Friday, June 8, 2012

Digital Voice Recorders and Ghost Hunting

One question I am asked a lot is “What digital voice recorder is best to use when trying to capture EVP’s?” 

Any basic recorder will capture EVP’s—this even includes analog recorders. But if you want a good quality recording a digital recorder is your best bet. 

The Constantino’s were asked this question at a conference I attended. Their response was basically that any recorder works. But they suggested the use of digital recorders as well.

The reason that ghost hunters should use digital recorders over analog recorders is simple—analog recorders often pick up their own internal workings so the sound quality of the recordings you capture on this type of equipment often is contaminated. 

Having said this I do have a more traditional recorder app on my phone called “Tape Machine”. There have been times when I have used this app when I didn’t have a digital hand held recorder handy—and I have picked up some good recordings on it.

Here is the link for the Tape Machine App.

Another type of voice recorder you should avoid using is a “voice activated” one. The reason for this is because since they don’t turn on until noise occurs they miss the first few seconds of the occurrence. Considering EVP’s are often short in duration this can mean not picking up an important part.

Even though most recorders will pick up EVP’s I do have some suggestions if you intend on sharing these recordings. 

A must is to have a handheld voice recorder that has a computer interface. A digital voice recorder that has a UBS port allows the user to upload their recordings to a computer. This is important because this provides a way to save parts of recordings to a CD as opposed to keeping them on a recorder that will be erased and reused. 

But I have to admit here that the Class A EVP’s I have captured I tend to keep on the original recorder as well—so I have proof I have not enhanced them in some way.
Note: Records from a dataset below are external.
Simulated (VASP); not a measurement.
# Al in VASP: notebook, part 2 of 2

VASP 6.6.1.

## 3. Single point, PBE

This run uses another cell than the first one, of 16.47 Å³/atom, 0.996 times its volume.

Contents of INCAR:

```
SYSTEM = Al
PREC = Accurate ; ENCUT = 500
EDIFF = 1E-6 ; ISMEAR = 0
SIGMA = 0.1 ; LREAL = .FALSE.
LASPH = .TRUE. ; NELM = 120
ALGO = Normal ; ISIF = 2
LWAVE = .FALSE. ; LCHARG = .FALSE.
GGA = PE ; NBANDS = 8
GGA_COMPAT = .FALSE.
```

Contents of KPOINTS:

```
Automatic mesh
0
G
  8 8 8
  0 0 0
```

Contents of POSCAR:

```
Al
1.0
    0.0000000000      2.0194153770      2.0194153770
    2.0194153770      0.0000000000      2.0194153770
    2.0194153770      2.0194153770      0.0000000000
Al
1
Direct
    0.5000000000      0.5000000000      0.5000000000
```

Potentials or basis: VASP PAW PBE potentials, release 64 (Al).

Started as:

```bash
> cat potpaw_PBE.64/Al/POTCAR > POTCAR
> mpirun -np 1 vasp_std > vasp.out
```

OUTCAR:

Another reason a UBS port is handy is because it allows the user to upload interesting recordings they capture onto a computer so they can put them into a program like Audacity or WordPad.  

A sound editor allows the user to clip out parts of their recording without keeping hours of recordings that have nothing of interest on them. Sound editors also allow the user to turn the volume up etc., which helps the investigator determine what is actually being said.

Two good digital voice recorders on the market are Sony and Olympus. 

The investigator can’t go wrong using these two brands—they come in a variety of models. Look for ones that have buttons, for off/on, volume etc. that can be easily found and seen in the dark. 

The more expensive models have backlit displays. I have worked with investigators that use Tascams *—they have come down in price over the years. They used to be around $300 but these days you can find a good one for around $150.00. 

One downside to Tascams is you can only listen to them, live or playback, with headphones. On the other hand, if you have the headphones on during the time a ghost speaks or makes noise you can hear it in real time or as it happens. Tascams have very good sound quality.

Here is the link for Sweetwater. This company has a nice selection of Tascams and other high end recorders.

*  The Tascams I am referring to are handheld ones—not the big soundboards used in recording studios.


The Anonymous Blogger said...

Wow this is such a cool looking blog :) Great job!

Virginia Lamkin said...

Thanks but what I focus upon and what fascinates me most are the ghosts.

Local Post said...

I just recently completely 6 months of testing & reviewing over a dozen recorders, old & new models & brands, & transferring their files to Computer, I found that 3.5mm wire, gives you closer to 100% of the original recording than USB, USB actually lost small bits & pieces of some of the transfers, so do not use USB to transfer.

Virginia Lamkin said...

Interesting. I'll have to check this out.